10 points to anyone who gets that.

Keeping with the theme of random, here are some books I haven't reviewed yet. That's today's theme. I really need to catch up. I didn't start keeping notes until January and I'm still facing a backlog since September, so these are kinda short, because my memory isn't that long. Still, you get the last impression of a book. OK-- I've started writing this post. The "theme" has been narrowed a wee bit. These are all YA books that I liked. Not shout-from-the-roof-tops-love, but really enjoyed and liked.


Doing It by Melvin Burgess

This is hilarious, but not nearly as frothy-fun as I was expecting it to be. The basic premise is a bunch of British boys trying to get laid. One of them ends up boinking his teacher. One is obsessed with finding some action for Mr. Knobby Knobster. Burgess injects a lot of humor into this, but it's not the male equivelent of Georgia Nicolson. There are real issues here that are seriously dealt with, but it's not angst-ridden.


Eva Underground by Dandi Daley Mackall

This is a really interesting book about a teenager whose father is an organizer for the Polish Underground, so they move to Poland so he can, um, organize. It's a great look at fitting in to a new culture as well as life behind the Iron Curtain. I think it will really spark some further research in some readers, as you're never sure quite *when* it takes place until JPII gets elected Pope and everyone in Poland is super-excited. There were a few minor details that got me though-- one is a type towards the end where the printer switched Krakow and Warsaw, so that page made NO sense. The other is that she misses hanging out at Abercrombie and Fitch, even though that really wasn't a mall store until the late 90s. Just saying. Still, an awesome book.

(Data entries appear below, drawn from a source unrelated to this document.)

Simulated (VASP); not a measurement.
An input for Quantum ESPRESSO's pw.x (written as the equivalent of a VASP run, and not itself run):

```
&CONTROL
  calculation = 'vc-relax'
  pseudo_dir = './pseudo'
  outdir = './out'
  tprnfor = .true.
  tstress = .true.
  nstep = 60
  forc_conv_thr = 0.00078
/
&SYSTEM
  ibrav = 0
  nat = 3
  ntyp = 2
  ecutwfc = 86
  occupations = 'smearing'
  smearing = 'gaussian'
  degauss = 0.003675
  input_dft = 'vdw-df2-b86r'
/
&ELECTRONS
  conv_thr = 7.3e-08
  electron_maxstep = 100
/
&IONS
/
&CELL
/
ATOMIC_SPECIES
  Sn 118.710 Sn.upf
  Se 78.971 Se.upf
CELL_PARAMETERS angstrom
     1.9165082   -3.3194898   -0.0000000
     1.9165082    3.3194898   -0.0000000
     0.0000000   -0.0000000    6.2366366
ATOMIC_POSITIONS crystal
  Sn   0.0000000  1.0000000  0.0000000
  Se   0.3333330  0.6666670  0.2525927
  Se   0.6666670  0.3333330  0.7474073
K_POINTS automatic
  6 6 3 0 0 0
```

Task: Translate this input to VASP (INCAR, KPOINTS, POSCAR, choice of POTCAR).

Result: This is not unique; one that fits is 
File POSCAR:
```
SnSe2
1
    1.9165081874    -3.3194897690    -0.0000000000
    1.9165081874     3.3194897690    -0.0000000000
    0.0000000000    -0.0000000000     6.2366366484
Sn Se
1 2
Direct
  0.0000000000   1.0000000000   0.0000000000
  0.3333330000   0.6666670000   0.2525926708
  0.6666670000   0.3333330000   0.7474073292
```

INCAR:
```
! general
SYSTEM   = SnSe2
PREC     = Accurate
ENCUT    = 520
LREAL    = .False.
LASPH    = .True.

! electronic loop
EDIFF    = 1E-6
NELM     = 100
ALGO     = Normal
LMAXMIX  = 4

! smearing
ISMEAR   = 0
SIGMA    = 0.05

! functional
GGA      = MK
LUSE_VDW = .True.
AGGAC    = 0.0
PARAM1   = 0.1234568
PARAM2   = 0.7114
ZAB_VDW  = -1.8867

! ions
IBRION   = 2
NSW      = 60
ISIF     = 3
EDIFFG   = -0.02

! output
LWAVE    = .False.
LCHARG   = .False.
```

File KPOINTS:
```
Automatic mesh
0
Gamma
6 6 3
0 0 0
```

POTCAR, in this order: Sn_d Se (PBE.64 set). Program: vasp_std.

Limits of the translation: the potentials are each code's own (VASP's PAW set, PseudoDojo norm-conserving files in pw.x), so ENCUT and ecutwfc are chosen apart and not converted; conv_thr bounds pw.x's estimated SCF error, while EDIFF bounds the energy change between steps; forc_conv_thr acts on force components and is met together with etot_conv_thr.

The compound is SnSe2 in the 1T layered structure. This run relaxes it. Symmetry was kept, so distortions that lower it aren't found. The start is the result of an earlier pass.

Yellow Line by Sylvia Olsen

This is the first book I've read put out by Orca Soundings. This is a hi/lo line of books (high content level, low reading level). I was really surprised by how good it was. Vince lives in Pacific Canada in a small town near a First Nations reservation. The two ethnic groups (White and First Nation) segregate themselves everywhere-- in living, on the school bus. One on each side of a yellow line. Because this is a short book, things happen fast. Vince's friend and cousin, Sherry, starts dating someone who's First Nation. Vince develops a crush on a girl who is. The parents and some of Vince's friends are literally violently opposed to this idea. The plot comes quickly and there isn't a lot of character development, but it still sheds enough light on a heady topic and situation.


Red Kayak by Priscilla Cummings

This is really well written and is on several people's shout-off-the-roof list. The plot and characters just didn't grab me. I'm not sure why. Maybe I just wasn't in the mood the afternoon I read it. Anyway, Brady lives on the northern shore of the Chesapeake Bay. There are new people moving in, new development and McMansions going up. Fishing is threatened. Brady befriends the D'Angelo family, part of the new wave of people coming in. Brady's friends play an awful joke that ends in tragedy. Brady is then torn between doing the right thing and snitching on his friends. It's really well-done and not over-wrought, but still gives the situation the gravitas it needs.


Invisible by Pete Hautman

Dougie is a loner, an outcast, and really, a bit of a weirdo freak. His best friend Andy is athletic and popular. They don't hang out a lot at school but the next-door neighbors talk every night through their bedroom windows. It becomes apparent really quickly that Dougie is not the most reliable of narrators and there's something else going on. Or is it just that with YA fiction we now expect some sort of massive sixth-sense type twist? It was a good book, but I knew something was up way before it was revealed, so the last half of the book I was just thinking what's going on already?!

5 books in one post. And the grocery store now has cherries, so I know where I'm going after work.

Yes, my dinner tonight will be cheese and cherries and bread with olive oil. Yummy. I can't wait.